Demise of Stock Agencies

The one thing that I regret is the demise of many stock photo agencies, due to the fact that so many people shooting digital photos today think they are good enough to advertise their photographs for sale on their Websites on the Internet at very low prices. Sure they have pretty pictures but what makes them think other people want them.  If they sell one or two a year they call themselves professional photographers. The definition of a professional photographer has always been one who earns at least one half their income through photographic work.

In the days before digital photography, there were hundreds of small stock photo agencies that catered to the amateur and professional photographer, selling the rights to photos for decent prices, from $150.00 to thousands of dollars for one time use, depending on the size, type of use, and the amount of the run. Also, if an agency client lost or damaged a color slide, the agency could collect $1,500.00 from them, according to the law. In my lifetime as a stock photographer, I collected twice from lost color slides. The photographer and agency split the price that the client had to pay 50-50, as the agency does all the selling and collecting of payments and keeps all the records of sale. All the photographer had to do was take and send saleable photos to the agency on a regular basis. The more photos you had with the photo agency, the better your chances were to make money with them. At one point in time back then, I had over 10,000 color slides in five different photo agencies that produced a good side income for me.
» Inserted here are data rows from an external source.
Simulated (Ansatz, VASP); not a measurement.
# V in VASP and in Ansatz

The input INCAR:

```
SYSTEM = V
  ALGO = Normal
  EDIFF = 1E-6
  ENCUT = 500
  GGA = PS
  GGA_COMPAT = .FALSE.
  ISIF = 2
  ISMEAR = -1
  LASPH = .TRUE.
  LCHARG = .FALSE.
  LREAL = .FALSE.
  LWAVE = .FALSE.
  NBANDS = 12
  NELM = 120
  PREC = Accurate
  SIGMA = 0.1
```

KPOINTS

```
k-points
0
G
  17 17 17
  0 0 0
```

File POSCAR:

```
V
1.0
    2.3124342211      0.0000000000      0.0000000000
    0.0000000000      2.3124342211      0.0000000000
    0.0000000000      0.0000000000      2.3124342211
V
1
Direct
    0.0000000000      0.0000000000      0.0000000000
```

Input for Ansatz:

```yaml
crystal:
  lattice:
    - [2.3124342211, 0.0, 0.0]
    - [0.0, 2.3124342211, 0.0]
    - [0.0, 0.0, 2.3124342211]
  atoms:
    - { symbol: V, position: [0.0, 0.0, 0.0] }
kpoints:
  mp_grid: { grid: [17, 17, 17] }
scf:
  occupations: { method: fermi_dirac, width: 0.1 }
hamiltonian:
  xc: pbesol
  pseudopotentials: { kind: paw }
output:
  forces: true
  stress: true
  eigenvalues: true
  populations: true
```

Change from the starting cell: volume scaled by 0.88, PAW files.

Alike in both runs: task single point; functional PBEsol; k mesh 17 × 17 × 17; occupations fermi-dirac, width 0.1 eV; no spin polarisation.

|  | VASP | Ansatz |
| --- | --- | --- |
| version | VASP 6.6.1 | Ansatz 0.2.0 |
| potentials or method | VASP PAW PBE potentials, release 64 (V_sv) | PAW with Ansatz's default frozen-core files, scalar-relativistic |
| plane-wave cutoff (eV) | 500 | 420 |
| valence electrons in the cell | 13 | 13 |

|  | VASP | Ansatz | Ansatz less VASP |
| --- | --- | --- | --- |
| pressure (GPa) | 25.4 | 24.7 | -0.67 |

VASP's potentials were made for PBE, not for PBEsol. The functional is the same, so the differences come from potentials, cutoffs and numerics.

“Gone are the good old days of easy money with stock photos”

Those days are gone forever with the creation of the digital camera, as most of the small photo stock agencies quit the business or were taken over by the larger ones. Like Getty Images, who by the way bought out some of my smaller stock agencies, so that I have been connected to Getty Images for the past 10 years. That meant that my color slides must now compete with the millions of photo works in Getty’s files and they have only produced about one or two sales a year since then. Gone are the good old days of easy money with stock photos.